Library Misc

Misc.v: Preliminaries

Require Export Arith.
Require Import Coq.Classes.SetoidTactics.
Require Import Coq.Classes.SetoidClass.
Require Import Coq.Classes.Morphisms.

Open Local Scope signature_scope.

Lemma beq_nat_neq: ∀ x y : nat, x <> y → false = beq_nat x y.

Lemma if_beq_nat_nat_eq_dec : ∀ A (x y:nat) (a b:A),
  (if beq_nat x y then a else b) = if eq_nat_dec x y then a else b.

Definition ifte A (test:bool) (thn els:A) := if test then thn else els.

Add Parametric Morphism (A:Type) : (@ifte A)
  with signature (eq ⇒eq ⇒ eq ⇒ eq) as ifte_morphism1.

Add Parametric Morphism (A:Type) x : (@ifte A x)
  with signature (eq ⇒ eq ⇒ eq) as ifte_morphism2.

Add Parametric Morphism (A:Type) x y : (@ifte A x y)
  with signature (eq ⇒ eq) as ifte_morphism3.

Definition of iterator compn

compn f u n x is defined as (f (u (n-1)).. (f (u 0) x))

Fixpoint compn (A:Type)(f:A → A → A) (x:A) (u:nat → A) (n:nat) {struct n}: A :=
match n with O ⇒ x | (S p) ⇒ f (u p) (compn f x u p) end.

Lemma comp0 : ∀ (A:Type) (f:A → A → A) (x:A) (u:nat → A), compn f x u 0 = x.

Lemma compS : ∀ (A:Type) (f:A → A → A) (x:A) (u:nat → A) (n:nat),
compn f x u (S n) = f (u n) (compn f x u n).

Reducing if constructs

Lemma if_then : ∀ (P:Prop) (b:{ P }+{ ¬ P})(A:Type)(p q:A),
P → (if b then p else q) = p.

Lemma if_else : ∀ (P:Prop) (b:{ P }+{ ¬ P})(A:Type)(p q:A),
¬ P → (if b then p else q) = q.

Classical reasoning

Definition class (A:Prop) := ¬ ¬ A → A.

Lemma class_neg : ∀ A:Prop, class ( ¬ A).

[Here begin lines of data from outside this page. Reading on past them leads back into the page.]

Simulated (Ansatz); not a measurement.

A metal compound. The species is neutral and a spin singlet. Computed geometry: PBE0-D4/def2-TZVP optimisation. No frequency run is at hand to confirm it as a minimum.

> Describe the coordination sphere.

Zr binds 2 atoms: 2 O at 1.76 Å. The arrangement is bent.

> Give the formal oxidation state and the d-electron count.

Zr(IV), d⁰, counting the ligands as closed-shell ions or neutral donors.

Lemma class_false : class False.
Hint Resolve class_neg class_false.

Definition orc (A B:Prop) := ∀ C:Prop, class C → (A → C) → (B → C) → C.

Lemma orc_left : ∀ A B:Prop, A → orc A B.

Lemma orc_right : ∀ A B:Prop, B → orc A B.

Hint Resolve orc_left orc_right.

Lemma class_orc : ∀ A B, class (orc A B).

Implicit Arguments class_orc [].

Lemma orc_intro : ∀ A B, ( ¬ A → ¬ B → False) → orc A B.

Lemma class_and : ∀ A B, class A → class B → class (A ∧ B).

Lemma excluded_middle : ∀ A, orc A ( ¬ A).

Definition exc (A :Type)(P:A → Prop) :=
∀ C:Prop, class C → (∀ x:A, P x → C) → C.

Lemma exc_intro : ∀ (A :Type)(P:A → Prop) (x:A), P x → exc P.

Lemma class_exc : ∀ (A :Type)(P:A → Prop), class (exc P).

Lemma exc_intro_class : ∀ (A:Type) (P:A → Prop), ((∀ x, ¬ P x) → False) → exc P.

Lemma not_and_elim_left : ∀ A B, ¬ (A ∧ B) → A → ¬B.

Lemma not_and_elim_right : ∀ A B, ¬ (A ∧ B) → B → ¬A.

Hint Resolve class_orc class_and class_exc excluded_middle.

Lemma class_double_neg : ∀ P Q: Prop, class Q → (P → Q) → ¬ ¬ P → Q.

Extensional equality

Definition feq A B (f g : A → B) := ∀ x, f x = g x.

Lemma feq_refl : ∀ A B (f:A→B), feq f f.

Lemma feq_sym : ∀ A B (f g : A → B), feq f g → feq g f.

Lemma feq_trans : ∀ A B (f g h: A → B), feq f g → feq g h → feq f h.

Hint Resolve feq_refl.
Hint Immediate feq_sym.
Hint Unfold feq.

Add Parametric Relation (A B : Type) : (A → B) (feq (A:=A) (B:=B))
  reflexivity proved by (feq_refl (A:=A) (B:=B))
  symmetry proved by (feq_sym (A:=A) (B:=B))
  transitivity proved by (feq_trans (A:=A) (B:=B))
as feq_rel.